Ireland pull off remarkable three-run win
Scotland's hopes of successfully defending their Intercontinental Cup title disappeared as they slid to a three-run defeat by Ireland at Aberdeen
Ireland 172 and 196 (Joyce 61) beat Scotland 234 for 9 dec and 131 (McCoubrey 4-17) by three runs
Neil MacRae bowls Adrian McCoubrey during his devastating four-wicket opening burst
© Cricket Europe|
Scotland's hopes of successfully defending their Intercontinental Cup title disappeared as they slid to a three-run defeat by Ireland at Aberdeen. The result, which will give Ireland satisfaction after their loss in last month's ICC Trophy final, means that they are left needing a draw from their match Holland at Stormont later this month to progress to the semi-finals.
Scotland's bowlers had given them a chance of victory by bowling Ireland out for 196, leaving a modest target of 135 in 39 overs. But some poor batting, one or two dubious umpiring decisions, and a devastating four-wicket opening spell from Adrian McCoubrey which reduced Scotland to 34 for 4 proved too much to overcome.

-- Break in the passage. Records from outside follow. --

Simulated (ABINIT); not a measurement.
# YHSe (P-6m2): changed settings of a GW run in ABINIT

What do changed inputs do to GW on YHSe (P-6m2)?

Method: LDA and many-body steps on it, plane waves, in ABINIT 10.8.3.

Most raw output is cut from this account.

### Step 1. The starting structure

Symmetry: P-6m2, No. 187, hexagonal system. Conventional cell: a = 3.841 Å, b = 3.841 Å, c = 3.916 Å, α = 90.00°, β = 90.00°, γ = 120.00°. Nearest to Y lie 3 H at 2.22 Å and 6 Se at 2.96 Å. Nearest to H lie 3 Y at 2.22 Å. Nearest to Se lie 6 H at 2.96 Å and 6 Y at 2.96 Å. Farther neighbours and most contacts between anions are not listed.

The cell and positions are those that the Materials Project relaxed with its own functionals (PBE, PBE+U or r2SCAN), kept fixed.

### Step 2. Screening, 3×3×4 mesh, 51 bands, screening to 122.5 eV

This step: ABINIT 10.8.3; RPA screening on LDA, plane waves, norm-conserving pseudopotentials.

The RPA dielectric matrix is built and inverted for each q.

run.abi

The home side were further hampered when Craig Wright was found to have suffered a broken finger, which will rule him out of Thursday's match against Australia. Coming in at No. 9 with the score on 78 for 7, he hammered a brave 31, including two huge 6s on the trot, to take Scotland to the brink of victory only for Dewald Nel to be run out off the next delivery.
Ireland resumed on 46 for 2, but for a second time their batsmen could not master the bowling, with only Dom Joyce (61) and Andre Botha (46) showing any real definace. Gregor Maiden (3 for 24), Ryan Watson (3 for 64) and Johan Nel (3 for 30) shared the spoils.
"It was lots of wee things throughout the three days that did for us, not the final chase," said Andy Moles, Scotland's coach. "We let Ireland's lower order get far too many runs on the first day, then we didn't get enough ourselves in reply. And, crucially, after Craig Wright broke his finger, he didn't bowl much. I am certain his absence from the attack cost us wickets at important times."The Scotsman reported that there was a bizarre start to the day when Colin Smith, Scotland's wicketkeeper, missed the first 40 minutes of play. Smith, a policeman, was summoned to Aberdeen Sheriff Court as a witness but, fortunately for him, the hearing was abandoned as the accused overslept.